Doctor Who author Oli Smith – a Scyfi Love interview

FROM Sarah-Jane to John to Mickey to Matt – the name Smith has long held a special place in the Whoniverse, and now Doctor Who author Oli Smith is also making his mark.

Oli’s BBC audio story The Runaway Train will be given away free with the Daily Telegraph on Saturday, and it is performed by the Eleventh Doctor himself, much to the 23-year-old writer’s delight.

He said: “It was a fantastic honour for me to have the current Doctor on my story. I met Matt just after he had recorded it. He is so enthusiastic and passionate about everything he does, even things like my audiobook.

“As well as being a fantastic Doctor, Matt is a really nice guy as well, which is always great.  I knew he or Karen may be involved when I was pitching the idea, and it brought an extra special quality to it.”

With Smith’s portrayal of the Doctor already earning pretty much universal praise, Oli is intrigued to hear the final version of The Runaway Train.

Set against the backdrop of the American Civil War, the Doctor and Amy Pond have to retrieve an alien artefact with help from a Wild West posse.

“Doctor Who hasn’t been in a western setting too much, so I decided to write my own,” said Oli. “The first scene is my homage to Sergio Leone and his film Once Upon a Time In The West and it went from there. There’s a lot of action and adventure, with a pretty sweet twist at the end. I hope people enjoy it.”

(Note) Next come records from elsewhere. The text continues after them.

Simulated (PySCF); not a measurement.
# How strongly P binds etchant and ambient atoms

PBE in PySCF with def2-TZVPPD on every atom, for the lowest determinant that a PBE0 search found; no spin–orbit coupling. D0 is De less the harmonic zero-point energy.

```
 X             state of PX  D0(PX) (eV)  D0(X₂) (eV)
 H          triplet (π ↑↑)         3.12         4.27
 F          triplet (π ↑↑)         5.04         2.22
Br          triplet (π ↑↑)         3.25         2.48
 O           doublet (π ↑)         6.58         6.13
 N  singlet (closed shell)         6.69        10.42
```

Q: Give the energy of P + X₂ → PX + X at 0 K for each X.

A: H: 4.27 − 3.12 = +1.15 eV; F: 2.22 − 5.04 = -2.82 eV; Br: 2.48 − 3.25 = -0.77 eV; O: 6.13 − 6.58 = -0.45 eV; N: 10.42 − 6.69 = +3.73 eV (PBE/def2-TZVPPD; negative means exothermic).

The Runaway Train is Oli’s latest contribution to the Who canon, starting with the short story Blue Moon on the Doctor Who website and then another short,  Total Eclipse of the Heart for the 2010 storybook. As well as his audio work, he has written several comic strips for Doctor Who Adventures magazine, has a Doctor Who novel, Nuclear Time, out this summer and a Who children’s book in the autumn.

To reach this point has taken five years of ‘luck and hard work’ as Oli puts it, starting with producing his own comic books and travelling to conventions to sell them.

It was at one of those that he met Clayton Hickman and Adrian Salmon from Doctor Who Magazine, with initial conversations developing into friendship and eventually the pitch for the Storybook.

Despite his success, Oli says you are only as good as your last pitch, with each story requiring a lot of effort to complete.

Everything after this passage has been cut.